CH Energy Group's strategy of increased investment in utility transmission and distribution infrastructure is expected to drive its growth. Central Hudson's annual capital expenditures are expected to exceed US$100 million on average through 2016.
"CH Energy Group's regulated utility operations in New York State are similar to our regulated utility operations in Canada," says Stan Marshall, President and Chief Executive Officer, Fortis Inc. "CH Energy Group will be able to avail itself of the operational, regulatory and financial expertise existent throughout Fortis. The addition of CH Energy Group to Fortis will be good for customers of Central Hudson because it will deliver tangible benefits and support the utility's focus on enhancing customer service," he explains.
Central Hudson's electric assets, which comprise approximately 77% of its total assets, include approximately 9,600 miles of distribution lines and more than 600 miles of transmission lines. The electric business met a peak demand of 1,225 megawatts in 2011. Central Hudson's natural gas assets, which comprise approximately 23% of its total assets, include approximately 1,900 miles of distribution pipelines and more than 160 miles of transmission pipelines. The gas business met a peak day demand of 115,807 Mcf in 2011. Central Hudson is subject to regulation by the NYPSC under a traditional cost-of-service model. The Company's current senior unsecured debt rating/outlook is 'A'/stable by both Standard & Poor's Rating Service and Fitch Ratings and 'A3'/stable by Moody's Investors Service.
Central Hudson primarily relies on purchases from third-party providers and the New York Independent System Operator-administered energy and capacity markets to meet the demands of its full-service electric customers. The Company purchases its gas supply requirements from a number of suppliers at various receipt points on pipelines that it has contracted with for firm transport capacity.
Following closing of the Acquisition, the total assets of Fortis are expected to increase by approximately 16% to $17 billion. The Corporation's regulated electric and gas utility operations will account for approximately 91% of the total assets of Fortis.
"CH Energy Group will retain substantial autonomy in the Fortis model. Its headquarters and management team will remain in Poughkeepsie, New York. We look forward to welcoming the employees of CH Energy Group to Fortis," says Marshall.
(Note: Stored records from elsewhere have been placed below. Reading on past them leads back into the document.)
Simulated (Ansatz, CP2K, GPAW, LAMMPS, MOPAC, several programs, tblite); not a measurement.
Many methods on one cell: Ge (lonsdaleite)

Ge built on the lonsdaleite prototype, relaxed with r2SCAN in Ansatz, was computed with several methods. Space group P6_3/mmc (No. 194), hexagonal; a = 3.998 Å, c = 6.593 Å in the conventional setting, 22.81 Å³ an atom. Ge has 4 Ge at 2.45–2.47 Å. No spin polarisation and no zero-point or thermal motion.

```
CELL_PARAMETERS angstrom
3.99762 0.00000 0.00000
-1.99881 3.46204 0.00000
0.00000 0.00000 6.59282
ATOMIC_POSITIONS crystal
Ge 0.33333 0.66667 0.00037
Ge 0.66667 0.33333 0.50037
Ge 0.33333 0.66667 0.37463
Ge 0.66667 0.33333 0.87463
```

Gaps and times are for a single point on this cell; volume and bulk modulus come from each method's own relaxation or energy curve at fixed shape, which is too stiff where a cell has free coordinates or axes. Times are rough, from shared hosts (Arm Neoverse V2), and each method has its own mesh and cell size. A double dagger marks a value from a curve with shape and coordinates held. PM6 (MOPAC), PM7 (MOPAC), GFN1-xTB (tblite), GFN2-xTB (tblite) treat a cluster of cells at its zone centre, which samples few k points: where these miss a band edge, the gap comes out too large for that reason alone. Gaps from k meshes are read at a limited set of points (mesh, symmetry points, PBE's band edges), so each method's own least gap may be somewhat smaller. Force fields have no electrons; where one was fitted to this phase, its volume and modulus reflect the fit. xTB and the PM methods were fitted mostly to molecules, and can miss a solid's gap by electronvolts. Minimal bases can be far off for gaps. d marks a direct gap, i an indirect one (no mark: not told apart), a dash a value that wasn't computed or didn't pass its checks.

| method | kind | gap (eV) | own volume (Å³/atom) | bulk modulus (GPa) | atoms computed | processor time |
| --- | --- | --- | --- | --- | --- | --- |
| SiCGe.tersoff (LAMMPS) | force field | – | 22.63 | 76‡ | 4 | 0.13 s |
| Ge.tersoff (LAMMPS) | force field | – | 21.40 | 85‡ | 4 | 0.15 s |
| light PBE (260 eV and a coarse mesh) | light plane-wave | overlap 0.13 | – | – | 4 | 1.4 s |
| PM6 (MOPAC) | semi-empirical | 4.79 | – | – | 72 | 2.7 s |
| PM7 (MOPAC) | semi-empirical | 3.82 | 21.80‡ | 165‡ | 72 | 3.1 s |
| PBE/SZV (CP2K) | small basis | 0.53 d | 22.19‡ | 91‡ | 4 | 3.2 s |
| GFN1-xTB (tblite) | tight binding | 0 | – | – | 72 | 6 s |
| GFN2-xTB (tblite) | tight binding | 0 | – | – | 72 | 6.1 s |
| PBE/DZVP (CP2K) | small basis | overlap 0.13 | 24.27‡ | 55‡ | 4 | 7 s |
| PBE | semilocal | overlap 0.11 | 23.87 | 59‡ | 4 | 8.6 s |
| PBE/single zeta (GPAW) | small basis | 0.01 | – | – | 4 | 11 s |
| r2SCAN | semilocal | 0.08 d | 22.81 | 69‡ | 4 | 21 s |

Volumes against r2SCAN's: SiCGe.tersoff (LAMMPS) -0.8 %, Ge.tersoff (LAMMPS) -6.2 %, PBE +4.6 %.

The business operated by CH Energy Group is attractive to Fortis for the following reasons:
- It enables Fortis to enter into the U.S. regulated electric and gas distribution business with a reasonably sized utility;
- The Acquisition is expected to be immediately accretive to earnings per common share, excluding one-time transaction expenses;
- CH Energy has a strong balance sheet and Central Hudson has strong investment-grade credit ratings;
- Central Hudson, a single-state utility, operates a well-maintained electric and gas distribution system, serving a diversified, primarily residential and commercial customer base;
- Central Hudson operates principally under cost-of-service regulation. The utility has earned stable returns and is allowed timely recovery of costs related to purchased electricity and natural gas supply, transmission and capital programs. Other positive mechanisms include full recovery and deferral provisions for pension and other post-retirement benefit expense, manufactured gas plant site remediation and revenue decoupling mechanisms. For the three years beginning on July 1, 2010, Central Hudson's rates have been established using a 10% return on equity and a capital structure containing 48% common equity;
- Central Hudson's continued investment in its electric and gas businesses is expected to result in attractive rate base growth; and
- It increases diversification of regulated assets and earnings by geographic location and regulatory jurisdiction.
Fortis has substantial experience integrating newly acquired utilities. In 2004, Fortis completed the $1.5 billion acquisition of FortisBC and FortisAlberta, (formerly, Aquila Networks Canada (British Columbia) Ltd. and Aquila Networks Canada (Alberta) Ltd., respectively), two electric utilities that today serve approximately 661,000 electricity customers in Alberta and British Columbia, Canada. In 2007, Fortis completed the $3.7 billion acquisition of FortisBC Energy (formerly known as Terasen), one of the largest natural gas distribution utilities in Canada, serving approximately 956,000 natural gas customers in British Columbia, Canada.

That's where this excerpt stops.